With all due respect, modern international law is based on inequality. Sure, Article 2(1) of the UN Charter -which, in word, regulates international relations- states that the UN is “based on the sovereign equality of all its members”, and this is actually the echoing of a loosely applied principle which dates back to the Peace of Westphalia. Nevertheless, in addition to the evident financial abyss, modern States are forced to abide by the diktats of the “major” victors of WWII within the UN framework.
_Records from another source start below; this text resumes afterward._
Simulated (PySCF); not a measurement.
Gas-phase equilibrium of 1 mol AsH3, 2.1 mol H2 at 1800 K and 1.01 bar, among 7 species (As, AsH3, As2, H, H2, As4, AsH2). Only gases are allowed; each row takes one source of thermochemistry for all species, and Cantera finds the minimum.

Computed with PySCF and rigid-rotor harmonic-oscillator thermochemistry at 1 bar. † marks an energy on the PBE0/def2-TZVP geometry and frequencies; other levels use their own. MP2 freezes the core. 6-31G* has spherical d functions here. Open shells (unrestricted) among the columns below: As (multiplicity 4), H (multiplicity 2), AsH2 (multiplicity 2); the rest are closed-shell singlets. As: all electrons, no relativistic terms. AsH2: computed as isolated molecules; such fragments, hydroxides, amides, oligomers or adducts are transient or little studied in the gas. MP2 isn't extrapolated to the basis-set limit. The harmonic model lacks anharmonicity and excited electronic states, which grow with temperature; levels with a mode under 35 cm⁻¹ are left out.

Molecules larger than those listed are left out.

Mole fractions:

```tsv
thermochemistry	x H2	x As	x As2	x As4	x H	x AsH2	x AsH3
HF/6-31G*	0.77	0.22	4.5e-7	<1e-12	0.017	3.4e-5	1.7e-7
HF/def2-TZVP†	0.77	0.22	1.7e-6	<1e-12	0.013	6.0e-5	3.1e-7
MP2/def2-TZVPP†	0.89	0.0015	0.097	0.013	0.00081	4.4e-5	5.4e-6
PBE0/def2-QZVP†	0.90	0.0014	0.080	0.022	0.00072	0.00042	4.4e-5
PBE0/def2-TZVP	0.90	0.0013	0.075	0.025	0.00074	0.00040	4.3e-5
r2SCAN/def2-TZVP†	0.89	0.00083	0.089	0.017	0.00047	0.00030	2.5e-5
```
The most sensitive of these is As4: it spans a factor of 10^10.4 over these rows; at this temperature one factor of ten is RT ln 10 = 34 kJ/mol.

I am, of course, referring to the Security Council. Despite its current “oligarchic” status, from the decolonisation era until the dissolution of the USSR, there was a unique balance within the UN framework, starting from the Security Council. With the counter-revolution in Moscow, the financial crises in most former colonies and the forging of the era of globalisation, however, the rules (i.e. the application of international law) of the game that is international relations changed drastically as the interests of the major powers which “permanently” occupy the Security Council began to coincide. This chaotic period in recent history was first signalled in the bombing of Bosnia by NATO, when the Alliance was formally asked by the Secretary-General of the UN to basically enjoy the benefits of the no-fly zone imposed by the Security Council. This legitimate yet not-so-constructive request effectively provided the Alliance with the political (yet definitely not legal) legitimacy to use military force in Kosovo without the approval of the Security Council, which was simply incapable of preventing the Alliance and furthermore, was forced to adopt Resolution 1244 of 1999 which “legitimised” the de facto situation caused by NATO intervention. This “legitimate” violation of international law was followed by the invasion of Afghanistan by the US (and, later on, NATO) which was also “legitimised” with Security Council Resolution 1386 of 2001. Then came the so-called “Bush doctrine” which promoted pre-emptive “strikes” against States that could “potentially” develop Weapons of Mass Destruction (WMDs) and threaten other States (i.e. the United States). This clearly non-legal doctrine was, however, realised in Iraq, and the Security Council proved to be ineffective yet again.
The idle mechanism in which “the strong do eat” has seemingly prompted the occasional counter-currents to adopt similar measures in recent years. One such measure has been the “passportisation” policy of the Russian Federation which granted Russian citizenship to politically pro-Russian people in critical territories so that there would be “legitimate grounds” to use force.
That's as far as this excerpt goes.